Caves Valley terminates its agreement to upgrade the Cross Street Market

Developer Mirmiran bristled at criticism of his plan. Mayor Pugh vows to get project back on track

Above: Eggnog served up recently by Anna Epsilantis, owner of Big Jim’s Deli, one of the Cross Street Market businesses told to vacate by May 1. (Fern Shen)

Caves Valley Partners said today it is terminating its agreement to renovate the Cross Street Market after weeks of controversy and community irritation over the developer’s plans to remove the current merchants.

The agreement – approved by former Mayor Stephanie Rawlings-Blake and the Board of Estimates last November – will lapse on March 1.

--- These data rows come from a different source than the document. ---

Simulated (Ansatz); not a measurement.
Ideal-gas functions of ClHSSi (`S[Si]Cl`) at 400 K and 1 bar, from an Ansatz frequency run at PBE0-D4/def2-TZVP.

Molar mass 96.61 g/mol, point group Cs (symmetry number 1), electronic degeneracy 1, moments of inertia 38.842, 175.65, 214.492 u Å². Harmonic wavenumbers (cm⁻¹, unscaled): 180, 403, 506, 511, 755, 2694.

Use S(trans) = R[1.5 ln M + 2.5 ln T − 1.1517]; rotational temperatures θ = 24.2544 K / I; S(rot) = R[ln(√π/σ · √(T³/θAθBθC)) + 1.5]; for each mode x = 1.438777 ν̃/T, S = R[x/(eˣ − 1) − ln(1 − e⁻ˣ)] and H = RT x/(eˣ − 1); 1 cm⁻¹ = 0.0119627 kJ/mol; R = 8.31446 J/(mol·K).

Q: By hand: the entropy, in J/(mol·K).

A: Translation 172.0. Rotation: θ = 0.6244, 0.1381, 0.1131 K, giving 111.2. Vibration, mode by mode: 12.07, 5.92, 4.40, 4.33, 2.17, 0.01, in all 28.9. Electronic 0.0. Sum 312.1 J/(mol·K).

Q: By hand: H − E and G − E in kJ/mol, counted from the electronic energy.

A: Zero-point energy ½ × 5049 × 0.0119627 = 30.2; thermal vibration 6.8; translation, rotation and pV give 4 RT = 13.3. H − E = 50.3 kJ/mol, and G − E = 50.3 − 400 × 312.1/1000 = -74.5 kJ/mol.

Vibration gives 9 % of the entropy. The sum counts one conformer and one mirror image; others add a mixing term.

The new mayor, Catherine Pugh, responded to the developer’s withdrawal by vowing to get the renovation back on track.

“I want to see the Cross Street Market become what the community wants and certainly deserves,” Pugh said late today. The Baltimore Public Markets Corp. will “reengage the community” to overhaul the market, which has visibly deteriorated over the last decade.

John C. Murphy, the attorney representing the market’s 15 tenants who faced eviction on May 1, said he was delighted by the termination, which was only conveyed to City Hall officials this morning.

“It’s terrific,” said Murphy, who had been pressing the Pugh Administration to get Caves Valley to pay the merchants’ moving and relocation expenses.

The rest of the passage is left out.